Republican debate highlights future of US aid to Ukraine

Rob Garver

The future of US aid to Ukraine under a potential Republican White House remains very much in doubt, one day after eight candidates for the 2024 Republican presidential nomination clashed over the subject in the party’s first presidential primary debate.
On stage in Milwaukee on Wednesday, the candidates displayed a range of attitudes toward US support for Ukraine’s effort to fend off the full-scale Russian invasion that began in February 2022. Some called for the elimination or reduction of US support, while others spoke forcefully in favor of extending it.
The dispute highlights a sharp divergence of opinion within the broader Republican Party over the war in Ukraine, one that has been reflected in public opinion polls since last year. Recent polling by CNN has indicated that a large segment of the Republican electorate wants to cut or eliminate US funding, with 71% saying that Congress should not authorize new funding, and 59% saying they believe the US has already done enough to support Kyiv. The Republicans on the debate stage did not include former President Donald Trump, who is currently leading the field by a wide margin in public polling. Trump, instead, recorded an interview that aired at the same time as the debate.

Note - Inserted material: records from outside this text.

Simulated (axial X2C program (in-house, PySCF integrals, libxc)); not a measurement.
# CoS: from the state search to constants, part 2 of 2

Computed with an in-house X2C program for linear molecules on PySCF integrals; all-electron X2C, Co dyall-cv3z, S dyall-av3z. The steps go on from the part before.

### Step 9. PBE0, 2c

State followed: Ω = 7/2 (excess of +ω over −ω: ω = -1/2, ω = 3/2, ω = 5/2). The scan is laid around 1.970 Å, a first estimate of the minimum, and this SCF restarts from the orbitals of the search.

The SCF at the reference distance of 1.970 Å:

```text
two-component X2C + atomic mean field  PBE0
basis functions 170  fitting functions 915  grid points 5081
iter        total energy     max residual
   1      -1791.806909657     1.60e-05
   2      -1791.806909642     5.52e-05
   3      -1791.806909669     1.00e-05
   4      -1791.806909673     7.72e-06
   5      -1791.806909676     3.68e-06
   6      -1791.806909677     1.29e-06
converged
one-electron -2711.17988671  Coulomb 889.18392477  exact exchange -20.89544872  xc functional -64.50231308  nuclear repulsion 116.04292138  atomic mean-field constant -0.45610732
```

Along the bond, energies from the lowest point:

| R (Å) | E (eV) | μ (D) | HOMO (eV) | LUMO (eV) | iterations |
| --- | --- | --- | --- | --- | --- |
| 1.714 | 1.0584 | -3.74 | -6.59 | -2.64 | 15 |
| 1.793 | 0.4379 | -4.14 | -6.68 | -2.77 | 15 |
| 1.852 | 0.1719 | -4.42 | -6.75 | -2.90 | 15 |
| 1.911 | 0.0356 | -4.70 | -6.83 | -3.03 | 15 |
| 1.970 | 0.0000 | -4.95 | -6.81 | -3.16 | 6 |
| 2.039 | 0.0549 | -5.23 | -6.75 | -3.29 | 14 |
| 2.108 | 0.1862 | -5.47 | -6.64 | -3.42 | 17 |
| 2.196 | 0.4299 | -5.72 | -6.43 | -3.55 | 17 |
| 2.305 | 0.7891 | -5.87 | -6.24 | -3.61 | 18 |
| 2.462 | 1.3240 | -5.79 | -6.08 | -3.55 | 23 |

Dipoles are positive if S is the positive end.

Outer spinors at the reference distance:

Florida Governor Ron DeSantis, who early in his campaign stumbled over his position on Ukraine, was first among the candidates to address the issue on Wednesday, saying immediately that he would make additional US aid “contingent” on an increase in aid from European countries. “Europe needs to step up,” DeSantis said. “I’m going to have Europe step up and do their job.”
Statistical data on aid to Ukraine show that while the US has sent the most to Ukraine in total dollars, European countries have given the most on a GDP basis. The candidate most adamant about restricting US aid to Ukraine was Vivek Ramaswamy, a tech businessman who has no experience in public office.
Asked if he would support increased funding to Ukraine, Ramaswamy said, “I would not, and I think that this is disastrous, that we are protecting against an invasion across somebody else’s border, when we should use those same military resources to prevent … the invasion of our own southern border here in the United States of America.” He went on to contend that US support for Ukraine is “driving Russia further into China’s hands,” and he accused politicians in favor of maintaining support for Ukraine – including some on stage with him – of placing that country’s concerns above the needs of the US. He also appeared to ridicule their support for Ukrainian President Volodymyr Zelenskyy. “I find it offensive that we have professional politicians on the stage that will make a pilgrimage to Kyiv – to their pope, Zelenskyy – without doing the same thing for people in Maui or the South Side of Chicago.”
Several other contenders – former Vice President Mike Pence, former South Carolina Governor Nikki Haley and former New Jersey Governor Chris Christie – sharply criticized Ramaswamy’s position, defending continued US support for Kyiv and arguing that US interests are at stake in Ukraine.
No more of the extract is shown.